Certainly, Craig Vanderlaan, executive director of Crisis Housing Solutions, doesn’t think it’s a crazy notion.
During an affordable housing summit in West Palm Beach Wednesday, he told a ballroom full of county officials, lenders and developers that re-purposed shipping containers can be part of the answer to a problem they said has reached a crisis point.
Vanderlaan said shipping containers have been re-purposed into housing units in the Netherlands, Los Angeles, Michigan and in Washington, D.C.
“You can put 16 to 25 units on a half-acre,” Vanderlaan said as audience members looked at each with expressions that ranged from bemusement to intrigue. “Listen, it’s being done. We are basically shovel ready. We’ve already got the shipping containers being donated.”
Rick Clegg has a shipping container “eco retreat” with frontage on the Loxahatchee River in Jupiter.

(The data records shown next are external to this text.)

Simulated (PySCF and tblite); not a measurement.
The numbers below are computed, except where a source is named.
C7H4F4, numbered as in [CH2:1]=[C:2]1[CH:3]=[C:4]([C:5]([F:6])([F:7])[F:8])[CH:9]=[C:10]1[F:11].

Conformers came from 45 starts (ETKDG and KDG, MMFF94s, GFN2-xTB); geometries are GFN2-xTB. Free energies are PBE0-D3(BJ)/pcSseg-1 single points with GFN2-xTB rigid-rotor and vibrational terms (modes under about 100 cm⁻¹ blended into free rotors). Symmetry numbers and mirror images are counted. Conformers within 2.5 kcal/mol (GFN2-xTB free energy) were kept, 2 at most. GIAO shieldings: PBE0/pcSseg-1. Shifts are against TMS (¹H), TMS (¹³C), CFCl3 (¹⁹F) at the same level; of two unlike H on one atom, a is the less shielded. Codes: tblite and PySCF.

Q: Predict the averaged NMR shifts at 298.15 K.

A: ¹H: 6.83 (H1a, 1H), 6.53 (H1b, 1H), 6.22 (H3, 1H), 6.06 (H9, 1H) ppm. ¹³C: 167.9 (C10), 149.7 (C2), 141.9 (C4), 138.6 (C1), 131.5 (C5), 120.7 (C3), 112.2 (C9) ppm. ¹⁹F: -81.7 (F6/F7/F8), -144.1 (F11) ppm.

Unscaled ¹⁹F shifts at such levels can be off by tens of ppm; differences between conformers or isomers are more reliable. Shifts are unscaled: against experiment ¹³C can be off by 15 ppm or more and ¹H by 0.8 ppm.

“People come here to experience what it is like to live in a container, but they come back for the location,” Clegg told The Palm Beach Post in 2015. “This is the first building permit for them in south Florida. They are all welded together. This is where I’m coming in a hurricane.”
Clegg’s retreat brings to mind comments Vanderlaan made on Wednesday.
“Look at ’em like Lego blocks,” he said. “You can fun with this. Millennials love this stuff.”
Traditional residential builders poked fun at the concept.
“I don’t want to live in a container house,” said Tony Palumbo, real estate acquisition director for Pulte, which, according to its web site, builds houses in 50 markets across the country. “I don’t care how cute it looks. And I don’t think my kids do, either.”
As the audience chuckled, Palumbo added: “But I would like to follow it through the permitting process.”
County Administrator Verdenia Baker said the county wouldn’t automatically reject a development project that included shipping container homes.
“I’m interested,” she said. “If they’re dressed properly, then, yes. Why not?”
Baker said her staff would want to make sure the shipping container homes are “durable and stable for us and not a fad.”